This goes beyond a simple pledge or declaration. It requires an audit path statutory requirements and best practices which makes expert counsel scalable and the value of a practice transferable as it is based on prudent process not a person

As long as self proclamation is the means to professional standing—we will be disappointed in the wide range on variance in interpretation. There is powerful economic incentive for a rigorous standard, as (a) one can easily demonstrate professional standing (a CPA versus a book keeper analogy) in the consumer’s best interest, (b) critical mass is achieved maximizing margins at the advisor level, not possible in a brokerage format, (c) costs are streamlined in the client’s best interest as required for fiduciary standing, (d) practice valuation is maximized in terms of transferability, earnings and multiple, (d) technical competency and expert counsel is established and continually enhanced as a base point, not possible in a brokerage format which denies advice is rendered and no ongoing responsibility is entailed in recommendations..

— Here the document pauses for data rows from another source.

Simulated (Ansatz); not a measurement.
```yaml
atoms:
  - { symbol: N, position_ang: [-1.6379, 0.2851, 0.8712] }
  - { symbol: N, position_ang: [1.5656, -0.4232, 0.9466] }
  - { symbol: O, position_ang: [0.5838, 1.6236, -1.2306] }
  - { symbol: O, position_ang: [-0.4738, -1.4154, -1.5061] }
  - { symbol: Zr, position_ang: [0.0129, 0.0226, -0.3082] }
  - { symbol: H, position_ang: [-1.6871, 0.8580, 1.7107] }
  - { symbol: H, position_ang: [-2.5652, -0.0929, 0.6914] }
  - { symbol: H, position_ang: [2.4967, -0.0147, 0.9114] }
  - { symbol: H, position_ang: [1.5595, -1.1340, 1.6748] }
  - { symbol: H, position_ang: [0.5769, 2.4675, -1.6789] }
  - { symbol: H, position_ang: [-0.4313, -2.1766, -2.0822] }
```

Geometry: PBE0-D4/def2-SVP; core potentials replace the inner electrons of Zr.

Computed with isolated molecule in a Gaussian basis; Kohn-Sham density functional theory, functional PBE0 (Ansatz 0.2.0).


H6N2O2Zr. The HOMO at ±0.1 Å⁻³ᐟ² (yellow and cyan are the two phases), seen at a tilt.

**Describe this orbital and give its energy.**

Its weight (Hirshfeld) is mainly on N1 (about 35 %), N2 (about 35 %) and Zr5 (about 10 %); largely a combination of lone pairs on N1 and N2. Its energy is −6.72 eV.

There is everything to gain and nothing to lose. The only requirement is the subordination of the advisor to objective, non negotiable fiduciary criteria. This entails (a) expert prudent process with an audit path to statutory requirements that makes expert advice safe to acknowledge, (b) advanced technology that affords transparency, streamlines cost and continuous comprehensive counsel required for fiduciary standing, (c) work flow management tied to a functional division of labor (advisor, CAO, CIO functions) that makes advice scalable easy to execute and manage as a high margin business at the advisor level, (d) elimination of conflicts of interest not management through the disclosure of conflicts. Transformative industry innovation is achieved via the free market which advances modernity far beyond the technical competency/capacity possible in regulation.

I would suggest Pat Mulvey’s Fiduciary Advocate Advisors (FAA) built around the best intellectual capital available to top institutions is a very logical path to professional standing, scale, advanced technology and technical competency—presently not available in a brokerage format, roll-up or custodian. When substance trumps hyperbole a most compelling value proposition emerges that resolves much needed industry challenges by simply engaging the free market.

Let’s see how many advisors really want to be leading advisors acting in their client’s best interest.